Freedom?  What could be better?  College students love this concept.

Unfortunately, actually carrying it out is often a disaster.  True freedom from your family requires that (gasp) you pay your own bills; you get a job (or two); you have to clean up after yourself, etc.  College students are not so fond of these ideas.  They require work, a concept many high school graduates have not yet grasped.

As a way of finding an acceptable compromise to actual freedom and living with their parents, college students will guilt-trip their parents into giving them money, cars, cell phones, furniture, free laundering services, and so on and so forth.  This makes them feel independent, as they can live in their own dorm or apartment, but they still have mom and dad’s financial security and a complete lack of money woes. If the bank looks low, call grandma or Aunt Sue or dad and give them a custom-tailored sob story.
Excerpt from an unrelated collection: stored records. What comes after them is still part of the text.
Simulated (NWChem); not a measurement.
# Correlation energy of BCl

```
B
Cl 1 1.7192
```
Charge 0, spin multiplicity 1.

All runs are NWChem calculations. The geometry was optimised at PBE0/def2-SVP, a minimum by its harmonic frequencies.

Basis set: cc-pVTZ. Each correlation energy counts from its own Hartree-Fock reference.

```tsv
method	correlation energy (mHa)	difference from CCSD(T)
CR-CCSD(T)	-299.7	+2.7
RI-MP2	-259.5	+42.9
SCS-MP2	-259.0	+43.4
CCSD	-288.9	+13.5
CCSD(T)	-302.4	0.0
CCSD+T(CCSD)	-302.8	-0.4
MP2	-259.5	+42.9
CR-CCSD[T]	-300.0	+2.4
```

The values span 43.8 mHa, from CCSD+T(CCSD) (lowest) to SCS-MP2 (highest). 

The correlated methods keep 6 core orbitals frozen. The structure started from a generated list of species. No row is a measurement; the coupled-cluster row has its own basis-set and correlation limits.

If you are a college student paying your own way and you meet one of these, please remain calm.  Yes, they will discuss how poor they are as they sip their fourth five dollar Starbucks of the day.  Yes, they will ask you for money to attend the movies, buy drinks, go on a hot air balloon ride, etc.  Just smile and say no.  Don’t try to tell them you are actually broke.  They will willingly engage in an I’m-poorer-than-you contest which will end in tears and lead you to slap them.

For you see, being poor as a college student is a sure sign of freedom, giving the illusion that they are supporting themselves.  So they must, at all costs, appear dirt poor.  The poorer the better.  They will get a definite one-up on you if they complain about their lack of money first.  First complainer gets ten extra hip points.

 Heh my first one was so popular I decided to do another.  Yes, I got the idea from Stuff White People Like.  See #1.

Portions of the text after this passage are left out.